Modeling Guide

Example Graph for Simple Text Analysis

Use the text analysis example graph in the SAP Data Hub Modeler to build applications with natural language processing capabilities.

The example graph com.sap.textanalysis.example is a simple Text Analysis application. You can use the graph to analyze text documents given in-place or as files in HDFS. This graph uses the Text Analysis Connector operator, which sends JSON-formatted requests to a text analysis server.

If the request is received through the inFileData port (a 'data' type of request), then the graph analyzes each text document provided as input to the TA Request Creator operator in a separate request and the Text Analysis Connector operator outputs the result as a string to the terminal.

If the request is received through the inFolderPath port (a 'folder' type of request), then the request must include a folder name indicating the location of the documents the graph must analyze. The graph writes the result of the analysis directly in the specified location in two files [folder_name]_TA.csv and [folder_name]_TADOC.csv and the graph terminates.

Prerequisites to execute the text analysis example graph
  • You have installed the vora-textanalysis service and have the port number.
  • For folder type of requests:
    • You have an HDFS server available, which is reachable from a network firewall, if any.
    • You have the hostname for the HDFS server and its port number.
    • If Kerberos is not enabled, the folder and subfolders in HDFS, where your files are located allow write permissions to the 'root' user.

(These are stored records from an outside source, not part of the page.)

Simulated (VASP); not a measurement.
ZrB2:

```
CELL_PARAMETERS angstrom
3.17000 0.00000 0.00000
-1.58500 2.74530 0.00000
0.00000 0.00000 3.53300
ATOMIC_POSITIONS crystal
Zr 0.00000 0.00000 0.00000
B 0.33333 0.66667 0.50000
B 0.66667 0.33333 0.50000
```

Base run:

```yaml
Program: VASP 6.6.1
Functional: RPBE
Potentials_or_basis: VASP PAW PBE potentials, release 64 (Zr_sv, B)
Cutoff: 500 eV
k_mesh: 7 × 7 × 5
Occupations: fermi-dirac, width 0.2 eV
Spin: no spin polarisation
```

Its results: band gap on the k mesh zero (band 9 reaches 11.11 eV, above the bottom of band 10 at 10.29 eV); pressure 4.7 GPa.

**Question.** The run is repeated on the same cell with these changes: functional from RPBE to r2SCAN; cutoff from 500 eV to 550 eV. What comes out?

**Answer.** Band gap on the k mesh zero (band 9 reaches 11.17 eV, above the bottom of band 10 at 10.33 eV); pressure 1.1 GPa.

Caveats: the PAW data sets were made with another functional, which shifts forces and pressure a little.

      For more information, see 624ce81c22f94cb99a1100f4aae925e8.html

Executing the com.sap.textanalysis.example graph
  1. Start the SAP Data Hub Modeler.
  2. In the navigation pane, select the Graphs tab.
  3. In the search box, enter com.sap.textanalysis.example.

    The tool loads the selected graph in the graph editor.

  4. Select the TA Request Creator operator and in the right pane, select the Configuration tab to set the configuration parameter values.

    Operator

    Configuration Parameter

    Value

    TA Request Creator

    (Operator id: javascriptoperator1)

    serverendpoints

    Host name and port number of the vora-textanalysis service

    taconfig

    Use either LINGANALYSIS_BASIC, LINGANALYSIS_STEMS, LINGANALYSIS_FULL, EXTRACTION_CORE, EXTRACTION_CORE_ENTERPRISE, EXTRACTION_CORE_PUBLIC_SECTOR, or EXTRACTION_CORE_VOICEOFCUSTOMER. For more information on the description of each configuration, see the Text Analysis section in the Developer Guide for SAP Vora.

    languages (Optional)

    A list of languages used for language detection specified in ISO 639-1 codes. For example: 'EN,DE,ES'. If no language is specified, then automatic detection is attempted.

    mimetype (Optional)

    The type of input documents. Allowed values are 'text/plain', 'text/html', 'text/xml', and 'text'. The value 'text' indicates that the input is one of plain text, HTML or XML. If not set, or if value is 'text', document identification and conversion are performed.

    encoding (Optional)

    If the document contains text, this parameter indicates the encoding. For example: 'UTF-8'. If not set and the MIME type indicates text, encoding detection and conversion are performed.

    folderpath

    Folder path to analyze, without trailing '/'. This value is required only if connected to inFolderPath port.

    recursive

    If true, the analysis is done recursively in the subfolders in the specified location. Output files are written locally in each subfolder.

  5. In the editor toolbar, choose (Save) to save the graph.
  6. In the editor toolbar, choose (Run) to execute the graph.
    The Status tab in the bottom pane shows the status for the graph execution as running to indicate that the graph is being executed.

    For more information on the results of text analysis, see the section Text Analysis in the Developer Guide for SAP Vora.